Rich client suing her maid over this-Ouch!

True Pro

Well-Known Member
Jan 21, 2014
Real Name
Gilles LeBlanc
Business Location
United States
I have a Moving Services Company and I also do estimates for corporate relocations. (moves) . One of the things my clients ask for is a list of high value items. Such as art and the like.
It's not uncommon to have $5K rugs in the foyer and $20k rugs in the living room and dining room.
It amazes me the money people spend on rugs,


Premium VIP
Sep 30, 2009
Real Name
bob middleton
Business Location
United States
Rob. People like that hold everybody accountable for everything doesn't matter if your rich or poor. One of our customers is a billionaire. He had a maid service company cleaning his house and one of the girls accidentally poked a hole in the recoil foam of one of his $10,000 speakers. Now I understand that was an accident and yes that company should pay for it but he demanded they do or he would sue.

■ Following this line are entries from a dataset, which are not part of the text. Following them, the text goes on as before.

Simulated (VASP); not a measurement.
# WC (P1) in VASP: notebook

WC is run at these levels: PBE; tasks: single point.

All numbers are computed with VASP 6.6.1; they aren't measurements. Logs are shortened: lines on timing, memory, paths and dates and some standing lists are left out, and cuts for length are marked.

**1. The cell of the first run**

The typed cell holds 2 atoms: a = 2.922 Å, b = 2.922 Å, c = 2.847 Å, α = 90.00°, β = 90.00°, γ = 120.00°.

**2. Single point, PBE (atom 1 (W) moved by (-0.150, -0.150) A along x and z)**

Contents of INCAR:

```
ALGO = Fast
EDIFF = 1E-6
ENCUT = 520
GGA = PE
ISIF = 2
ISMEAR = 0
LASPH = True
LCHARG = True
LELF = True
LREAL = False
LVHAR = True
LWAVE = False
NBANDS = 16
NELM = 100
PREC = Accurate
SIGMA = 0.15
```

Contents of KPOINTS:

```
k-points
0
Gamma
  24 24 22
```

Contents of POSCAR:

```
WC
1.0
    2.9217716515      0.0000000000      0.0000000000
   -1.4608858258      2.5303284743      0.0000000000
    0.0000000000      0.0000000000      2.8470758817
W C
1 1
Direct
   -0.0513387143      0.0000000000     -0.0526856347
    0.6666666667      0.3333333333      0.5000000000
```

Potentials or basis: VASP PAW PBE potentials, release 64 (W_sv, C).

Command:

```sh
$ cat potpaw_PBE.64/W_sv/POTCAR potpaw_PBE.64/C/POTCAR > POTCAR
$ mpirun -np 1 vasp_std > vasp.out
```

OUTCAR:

Make her sign a waver or bounce. You have plenty of clientele and don't need the stress. She should at least get the girl to pay for the damages, not sue her.

They are only looking out for number one. That's why my customer is all alone by him self with all his toys and no one to share them with.
I agree. Did work for a lady that was known for suing contractors. Bunch of guys told me to run. I made plenty of money then barely got away from her. She threatened me over $25 to run my name down all over town. I told her to shove that bill up her ass. She never paid it. I feel lucky. My work was close to perfect was the only thing that saved me from her speed dialing her lawyer.


Premium VIP
Oct 24, 2013
Real Name
Stephen Beckwith
Facts are what count here I would think. The only fact is the rug has been damaged.
Do you know exactly how it got damaged, no you don't.
Insurance is unlikely to be an avenue for her because she probably has a deductible of maybe $500 (possibly a grand) so the $800 or less balance might not be worth the possible increase in premiums. But certainly find out, might be easier to deal with than dealing with her.
Giving her a letter confirming how the damage was caused would be a non starter for me, because you just dont know how it happened.
If you know you can get it back to the way it was or needs to be, then your usual contract procedure ought to be good enough, so get on with it and make money and a client going forward.

Buddy Mc

New Member
Sep 15, 2014
Real Name
Buddy McClelland
Is it really a silk rug or is it a faux silk rug? Many clients of mine say they have a silk rug and in reality were sold something else. A simple burn test on a fiber or two will tell you.